Growth Dragons Weekly: Hong Kong Stocks Surge, Midea and Yuanbao IPOs, China’s Lithography Advances, and Road Trip Boom
What happened in China this week:
Hong Kong Stocks Surge 5% on Rate Cut
Midea’s Blockbuster Hong Kong IPO
Insurance Broker Yuanbao Files for U.S. IPO
China Leads in AI Patents and Researchers, Claims to Be Closing the Gap in EUV Lithography Technology
Chinese Opt for More Road Trips and Longer-Distance Travel
#1 Hong Kong Stocks Surge 5% on Rate Cut
The U.S. has officially begun its rate-cut journey, with the first reduction being a substantial 0.5%. This is particularly welcome news for Hong Kong, whose currency is pegged to the U.S. dollar. As a result, Hong Kong has inherited the high interest rates from the U.S., which have not helped the economic slowdown in the Special Administrative Region (SAR). While Mainland China has the flexibility to cut rates to stimulate its economy, Hong Kong has been constrained by U.S. interest rates, exacerbating its economic challenges.
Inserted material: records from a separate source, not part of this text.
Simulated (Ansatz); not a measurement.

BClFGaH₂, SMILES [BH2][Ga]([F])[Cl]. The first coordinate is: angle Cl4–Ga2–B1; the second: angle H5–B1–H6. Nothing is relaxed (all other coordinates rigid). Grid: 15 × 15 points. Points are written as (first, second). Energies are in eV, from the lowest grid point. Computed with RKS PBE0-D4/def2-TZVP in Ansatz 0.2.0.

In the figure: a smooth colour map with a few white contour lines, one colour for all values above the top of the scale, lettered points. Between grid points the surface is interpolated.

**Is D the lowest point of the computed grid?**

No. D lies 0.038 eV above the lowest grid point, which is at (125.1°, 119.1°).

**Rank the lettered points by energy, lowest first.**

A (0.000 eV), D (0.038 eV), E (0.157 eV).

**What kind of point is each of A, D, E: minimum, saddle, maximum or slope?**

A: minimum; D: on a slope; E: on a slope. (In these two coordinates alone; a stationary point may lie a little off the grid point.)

Now that the U.S. is cutting rates, Hong Kong has followed suit with a more modest 0.25% reduction. This move aligns Hong Kong with Mainland China’s interest rate cuts and is expected to provide a boost to the local economy.
Hong Kong stocks have reacted positively, with the Hang Seng Index (HSI) surging 5% this week, outperforming the broader MSCI China Index, which rose about 4%.
Of the 82 HSI component stocks, only two posted negative returns this week. The remaining 80 showed gains, with 13 stocks rising more than 10%, as detailed below.
These are some of the stocks that have been beaten down over the past three years, and the recent rate cuts are offering them some relief. While there may be opportunities to recoup further losses, many of these companies do not have the strongest fundamentals or business models to sustain long-term growth. However, there are undoubtedly gems in the Hong Kong stock market that are both undervalued and have good fundamentals. The rate cuts could bolster investor confidence, leading to an inflow of funds that might support higher stock prices.
#2 Midea’s Blockbuster Hong Kong IPO
Midea Group’s shares surged in their Hong Kong trading debut under the stock code 300. According to sources involved in the underwriting process, the international tranches, representing 95% of the 492.14 million new shares, were fully subscribed on the first day of offering. Local retail investors borrowed HK$4.38 billion via margin loans to subscribe before the book closed at noon on Thursday, resulting in an oversubscription rate of 2.3 times.
The shares are currently priced at the top end of the expected range, marking an 8% increase since their debut. Given the high demand from international investors, Midea may exercise an over-allotment option to increase the deal size to US$4.6 billion, potentially making it the world’s second-largest fundraising event this year, according to Hong Kong Exchanges and Clearing Limited. The strong demand is largely due to the IPO’s final price being set at approximately a 20% discount to Midea’s Shenzhen-listed share price.